Mogul’s advice to Realtors: It’s time for a career change
Even Realtors can lose faith in the housing market.
Speaking to a gathering of industry professionals Friday, longtime California real estate titan Fred C. Sands called the housing market “pathetic” and said some agents needed to start looking for other work.
“If you’ve been in it for five or six years and are barely making a living, you might want to think about what you were doing before and get back into it -- you can come back in a couple of years,” Sands told members of the California Assn. of Realtors meeting in Universal City.
In the short term, the local real estate market “is not going to get better,” Sands said.
He added that he could speak with candor because he was no longer in the home-selling business. Sands now leads Vintage Capital Group, an investment firm that focuses on commercial real estate development.

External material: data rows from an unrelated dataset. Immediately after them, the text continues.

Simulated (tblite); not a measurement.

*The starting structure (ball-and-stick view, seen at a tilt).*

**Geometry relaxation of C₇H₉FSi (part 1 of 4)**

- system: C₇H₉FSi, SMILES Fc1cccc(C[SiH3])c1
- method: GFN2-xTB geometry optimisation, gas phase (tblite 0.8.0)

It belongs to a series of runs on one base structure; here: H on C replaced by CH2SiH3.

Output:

Such frank remarks are rare at gatherings of famously upbeat real estate agents, but Sands said those in the business needed to remember the last slump and realize “the last five or six years were not normal.”
The soaring market of a few years ago will be followed by a correspondingly sharp decline, he said: “The longer the up cycle, the more excess there is, and the worse it is for what follows.”
Few homeowners and real estate agents would find room to quibble with that. An estimated 12% of Californians will sell their homes at a loss this year, said Realtors association economist Leslie Appleton-Young, up from about 2% in 2006.
Slumping sales and prices have also brought hardship on many agents, many of whom were drawn into the profession during the housing boom that began in the late 1990s.
There are now 540,000 licensed real estate agents and brokers in California, up 50% from 2003, according to the state Department of Real Estate. But more than half of those agents haven’t been involved in a transaction in the last 12 months, a Realtors association board member said.
Sands on Friday asked audience members who worked in the San Fernando Valley to raise their hands. “I feel your pain,” he told them. He suggested that those who planned to stay in the business focus on affluent Valley areas or “move to the Westside.”
Prices have remained stronger on the Westside and in other affluent areas, in part because buyers there are less likely to use loans with low teaser rates that are now adjusting higher.
But wealthy areas won’t escape unscathed, Sand said.
“We saw 25-year-old guys buying $3-million houses,” he said of the questionable mortgage practices of recent years. “Someone who makes $100,000 a year can’t afford a $2-million house, but that’s what’s been going on,” Sands said.
“The idea that everyone is supposed to own a home is baloney,” he added.
Sands counseled agents that property prices must be cut drastically to “get in front of the crisis.” Otherwise, agents will “follow it down like a dope” and get even less for the properties, if they can sell them at all, he said.
Speaking with Sands was Alan Long, president of the Southern California region of Sotheby’s International Realty Inc., who also told agents to cut listing prices to speed sales. Rising foreclosures could cause prices to fall 20% below 2005 levels, he said.
Long counseled agents to drop sellers who aren’t willing to lower prices.
“Let go of the fear another agent will take over and sell it -- they won’t,” he said. Long said agents could survive by working with buyers, emphasizing to them the advantages of purchasing from a position of strength.
Agents should “go with the flow” by using the downturn to prod buyers, he said. “We are salespeople. We have to be positive.”
That remark prompted Sands to interject: “But if you go too far, you lose credibility. People need to know what’s happening.”
Times staff writer Annette Haddad contributed to this report.